Skip to content

[source]

Labeled#

A Labeled dataset is used to train supervised learners and for testing a model by providing the ground-truth. In addition to the standard dataset API, a labeled dataset can perform operations such as stratification and sorting the dataset using the label column.

Note

Since PHP silently converts integer strings (ex. '1') to integers in some circumstances, you should not use integer strings as class labels. Instead, use an appropriate non-integer string class name such as 'class 1', '#1', or 'first'.

Parameters#

# Name Default Type Description
1 samples array A 2-dimensional array consisting of rows of samples and columns with feature values.
2 labels array A 1-dimensional array of labels that correspond to each sample in the dataset.
2 verify true bool Should we verify the data?

Example#

use Rubix\ML\Datasets\Labeled;

$samples = [
    [0.1, 20, 'furry'],
    [2.0, -5, 'rough'],
    [0.01, 5, 'furry'],
];

$labels = ['not monster', 'monster', 'not monster'];

$dataset = new Labeled($samples, $labels);

Additional Methods#

Selectors#

Return the labels of the dataset in an array:

public labels() : array

Return a single label at the given row offset:

public label(int $offset) : mixed

Return the data type of the label:

public labelType() : DataType

echo $dataset->labelType();
continuous

Return all of the possible outcomes i.e. the unique labels in an array:

public possibleOutcomes() : array

var_dump($dataset->possibleOutcomes());
array(2) {
    [0]=> string(5) "female"
    [1]=> string(4) "male"
}

Stratification#

Group samples by their class label and return them in their own dataset:

public stratify() : array

$strata = $dataset->stratify();

Split the dataset into left and right subsets such that the proportions of class labels remain intact:

public stratifiedSplit($ratio = 0.5) : array

[$training, $testing] = $dataset->stratifiedSplit(0.8);

Return k equal size subsets of the dataset such that class proportions remain intact:

public stratifiedFold($k = 10) : array

$folds = $dataset->stratifiedFold(3);

Transform Labels#

Transform the labels in the dataset using a callback function and return self for method chaining:

public transformLabels(callable $fn) : self

Note

The callback function called for each individual label and should return the transformed label as a continuous or categorical value.

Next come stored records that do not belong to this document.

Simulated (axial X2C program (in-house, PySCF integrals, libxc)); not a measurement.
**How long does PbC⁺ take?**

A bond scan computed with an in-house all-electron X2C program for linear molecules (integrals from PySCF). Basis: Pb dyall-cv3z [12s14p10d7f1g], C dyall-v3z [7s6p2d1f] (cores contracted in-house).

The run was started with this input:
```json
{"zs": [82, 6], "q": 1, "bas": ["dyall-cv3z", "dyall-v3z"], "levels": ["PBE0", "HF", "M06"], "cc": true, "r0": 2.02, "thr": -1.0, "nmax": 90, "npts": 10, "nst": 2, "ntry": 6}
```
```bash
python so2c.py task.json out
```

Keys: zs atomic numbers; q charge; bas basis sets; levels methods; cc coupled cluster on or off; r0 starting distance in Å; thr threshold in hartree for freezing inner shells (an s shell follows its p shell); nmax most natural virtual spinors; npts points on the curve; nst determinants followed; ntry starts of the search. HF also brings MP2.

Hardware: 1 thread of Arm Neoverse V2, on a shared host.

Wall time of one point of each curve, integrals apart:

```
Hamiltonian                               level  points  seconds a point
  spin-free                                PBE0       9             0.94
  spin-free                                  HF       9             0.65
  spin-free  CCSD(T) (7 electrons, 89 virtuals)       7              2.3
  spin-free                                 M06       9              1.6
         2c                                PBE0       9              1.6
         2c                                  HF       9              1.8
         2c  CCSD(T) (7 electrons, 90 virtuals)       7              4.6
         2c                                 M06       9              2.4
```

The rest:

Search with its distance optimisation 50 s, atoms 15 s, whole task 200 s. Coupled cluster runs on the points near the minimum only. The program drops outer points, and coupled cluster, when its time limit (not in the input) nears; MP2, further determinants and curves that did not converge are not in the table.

$dataset->transformLabels('intval');

$dataset->transformLabels('floatval');

$dataset->transformLabels(function ($label) {
    switch ($label) {
        case 0:
            return 'disagree';

        case 1:
            return 'neutral';

        case 2:
            return 'agree';

        default:
            return '?';
    }
});

$dataset->transformLabels(function ($label) {
    return $label > 0.5 ? 'yes' : 'no';
});

Filter#

Filter the dataset by label:

public filterByLabel(callable $fn) : self

Note

The callback function is given a label as its only argument and should return true if the row should be kept or false if the row should be filtered out of the result.

$filtered = $dataset->filterByLabel(function ($label)) {
    return $label <= 10000;;
});

Sorting#

Sort the dataset by label and return self for method chaining:

public sortByLabel(bool $descending = false) : self

Describe by Label#

Describe the features of the dataset broken down by label:

public describeByLabel() : Report

echo $dataset->describeByLabel();
{
    "not monster": [
        {
            "type": "categorical",
            "num_categories": 2,
            "probabilities": {
                "friendly": 0.75,
                "loner": 0.25
            }
        },
        {
            "type": "continuous",
            "mean": 1.125,
            "variance": 12.776875,
            "std_dev": 3.574475485997911,
            "skewness": -1.0795676577113944,
            "kurtosis": -0.7175867765792474,
            "min": -5,
            "25%": 0.6999999999999993,
            "median": 2.75,
            "75%": 3.175,
            "max": 4
        }
    ],
    "monster": [
        {
            "type": "categorical",
            "num_categories": 2,
            "probabilities": {
                "loner": 0.5,
                "friendly": 0.5
            }
        },
        {
            "type": "continuous",
            "mean": -1.25,
            "variance": 0.0625,
            "std_dev": 0.25,
            "skewness": 0,
            "kurtosis": -2,
            "min": -1.5,
            "25%": -1.375,
            "median": -1.25,
            "75%": -1.125,
            "max": -1
        }
    ]
}

Describe the Labels#

Return an array of descriptive statistics about the labels in the dataset:

public describeLabels() : Report

echo $dataset->describeLabels();
{
    "type": "categorical",
    "num_categories": 2,
    "probabilities": {
        "not monster": 0.6666666666666666,
        "monster": 0.3333333333333333
    }
}

Last update: 2021-01-26